When you play a string instrument, you raise the frequency, or pitch, of the note by shortening the vibrating portion of the string: Drop the length in half, and you hear a harmonic at double the frequency. It is possible to do essentially the same thing with light waves by using selective excitation and relaxation processes of the electrons in crystals or high-pressure gases through which the beam of light is directed to produce light harmonics. Over the past decade, researchers have been optimizing the conversion of red light to the far edge of the ultraviolet, which corresponds to tens of harmonics. Popmintchev et al. (p. 1287) now show that mid-infrared light can undergo a process in high-pressure gas to generate ultrahigh harmonics up to orders greater than 5000 in the x-ray regime.

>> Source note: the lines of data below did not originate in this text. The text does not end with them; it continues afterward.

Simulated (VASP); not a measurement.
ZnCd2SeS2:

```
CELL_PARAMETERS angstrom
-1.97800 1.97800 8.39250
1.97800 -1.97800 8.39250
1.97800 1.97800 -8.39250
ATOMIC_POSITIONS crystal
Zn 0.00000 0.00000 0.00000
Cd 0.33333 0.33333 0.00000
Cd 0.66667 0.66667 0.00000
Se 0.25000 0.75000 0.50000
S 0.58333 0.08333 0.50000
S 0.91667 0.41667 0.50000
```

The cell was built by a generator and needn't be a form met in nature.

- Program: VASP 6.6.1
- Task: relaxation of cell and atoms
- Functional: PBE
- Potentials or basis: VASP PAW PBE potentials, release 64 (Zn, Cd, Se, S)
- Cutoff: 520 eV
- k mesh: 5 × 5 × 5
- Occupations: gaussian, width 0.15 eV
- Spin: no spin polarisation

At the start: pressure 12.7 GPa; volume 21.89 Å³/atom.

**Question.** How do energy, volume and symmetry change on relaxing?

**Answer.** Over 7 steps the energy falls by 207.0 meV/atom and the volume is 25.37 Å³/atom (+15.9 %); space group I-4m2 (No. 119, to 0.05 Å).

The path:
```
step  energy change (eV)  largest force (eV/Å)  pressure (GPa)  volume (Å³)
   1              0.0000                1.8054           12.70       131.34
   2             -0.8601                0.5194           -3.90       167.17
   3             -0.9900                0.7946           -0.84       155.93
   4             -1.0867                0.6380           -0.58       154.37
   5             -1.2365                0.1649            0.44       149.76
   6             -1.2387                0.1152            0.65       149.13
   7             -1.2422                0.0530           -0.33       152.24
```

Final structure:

High-harmonic generation (HHG) traditionally combines ~100 near-infrared laser photons to generate bright, phase-matched, extreme ultraviolet beams when the emission from many atoms adds constructively. Here, we show that by guiding a mid-infrared femtosecond laser in a high-pressure gas, ultrahigh harmonics can be generated, up to orders greater than 5000, that emerge as a bright supercontinuum that spans the entire electromagnetic spectrum from the ultraviolet to more than 1.6 kilo–electron volts, allowing, in principle, the generation of pulses as short as 2.5 attoseconds. The multiatmosphere gas pressures required for bright, phase-matched emission also support laser beam self-confinement, further enhancing the x-ray yield. Finally, the x-ray beam exhibits high spatial coherence, even though at high gas density the recolliding electrons responsible for HHG encounter other atoms during the emission process.